Despite its good intentions of ensuring that no American student falls short of academic mastery in K-12 education, the 2002 No Child Left Behind Act contained at its root an untenable equation: that all schools – and therefore all students – would demonstrate “adequate yearly progress” until, eventually, all students were demonstrating 100 percent proficiency in all subject areas. Conceptually, that goal is a worthy one; practically, it is neither attainable nor particularly fair.
That tenet was NCLB’s fatal flaw that percolated through the measure’s provisions, which carried sanctions for low-performing schools over time, as well as limited resources for addressing peripheral but fundamental socioeconomic factors that influence educational outcomes. These flaws plagued the measure’s effectiveness, and Congress has, until Wednesday, failed to update the country’s education policy since NCLB expired in 2007.
With President Barack Obama’s signature, the Every Student Succeeds Act remedies that policy gap, complete with increased flexibility for states and districts to meet academic standards for all their students.
Since NCLB expired, states and the federal government have been adjusting their respective policies, both to address the bill’s shortcomings and ensure that schools are accountable for their students’ proficiency. In practical terms, that meant 43 states received waivers from NCLB’s mandates in exchange for providing “state-developed plans designed to improve educational outcomes for all students, close achievement gaps, increase equity and improve the quality of instruction,” according to the U.S. Department of Education. That relationship is now embodied in federal law under the Every Student Succeeds Act.
In it, the U.S. Department of Education insists that states adopt rigorous academic standards for math, language arts and science, and compels states to test their students on proficiency in these arenas a prescribed number of times. The standards, curricula and testing instruments used are up to the states – provided these various educational elements are up to federal snuff in terms of their rigor, accountability and reliability.
While this has been the de facto system for most states over the past several years, ESSA ensconces it as the law of the land, ensuring that the federal government cannot, will not and must not impose its educational standards on states. Nevertheless, if states choose Common Core, for example, as the set of standards they wish to require their students to meet, that is fine too.

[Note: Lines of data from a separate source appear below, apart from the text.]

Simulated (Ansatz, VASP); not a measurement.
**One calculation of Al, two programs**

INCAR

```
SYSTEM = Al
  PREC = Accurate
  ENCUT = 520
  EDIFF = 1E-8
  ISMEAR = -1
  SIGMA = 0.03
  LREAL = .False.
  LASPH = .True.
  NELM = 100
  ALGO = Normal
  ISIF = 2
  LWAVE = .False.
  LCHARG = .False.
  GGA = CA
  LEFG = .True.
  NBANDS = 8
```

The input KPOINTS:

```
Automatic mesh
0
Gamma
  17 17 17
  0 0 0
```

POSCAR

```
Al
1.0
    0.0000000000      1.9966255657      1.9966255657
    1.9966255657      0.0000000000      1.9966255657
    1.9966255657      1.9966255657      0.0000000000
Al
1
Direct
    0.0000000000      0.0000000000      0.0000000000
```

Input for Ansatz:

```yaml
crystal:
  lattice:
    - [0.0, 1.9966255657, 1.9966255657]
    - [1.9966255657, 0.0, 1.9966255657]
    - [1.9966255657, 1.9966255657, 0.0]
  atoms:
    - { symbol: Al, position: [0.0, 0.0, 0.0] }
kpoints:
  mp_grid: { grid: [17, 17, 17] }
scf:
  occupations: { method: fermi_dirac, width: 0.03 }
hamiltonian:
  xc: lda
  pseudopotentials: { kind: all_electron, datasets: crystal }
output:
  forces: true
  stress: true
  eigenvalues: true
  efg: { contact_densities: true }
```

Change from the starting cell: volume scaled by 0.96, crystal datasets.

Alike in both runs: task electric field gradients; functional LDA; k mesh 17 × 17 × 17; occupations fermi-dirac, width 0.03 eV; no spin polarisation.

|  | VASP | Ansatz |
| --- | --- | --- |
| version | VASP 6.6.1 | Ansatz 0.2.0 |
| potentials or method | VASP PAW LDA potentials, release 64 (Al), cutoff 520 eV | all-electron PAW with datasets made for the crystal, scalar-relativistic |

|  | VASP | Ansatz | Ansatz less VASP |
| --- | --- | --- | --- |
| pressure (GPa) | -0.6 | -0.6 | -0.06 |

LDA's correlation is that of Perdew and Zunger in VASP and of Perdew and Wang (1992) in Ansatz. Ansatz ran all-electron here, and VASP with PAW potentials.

The Every Student Succeeds Act also hands to states the responsibility for fixing under-performing schools, placing the onus on states to develop a plan, using evidence-based methods, to remedy problem programs. The bill provides federal grants to assist in this endeavor, and requires states and districts to monitor and report on progress. That is actionable accountability that allows schools, districts and states to access the resources needed to address challenges that might extend far beyond school walls. The bill does this by expanding funding options to support rural schools, encouraging communitywide needs assessments to target funding to specific regions, and support for states and districts to provide resources and services to homeless students.
Each of these provisions empowers states to craft their own education policies, with the overall expectation that those policies produce students ready for higher education or the workplace. That standard is the great equalizer, and setting a high bar with support for reaching it is the federal government’s job.
The Every Student Succeeds Act is long overdue, but a significant bipartisan achievement warranting celebration nonetheless.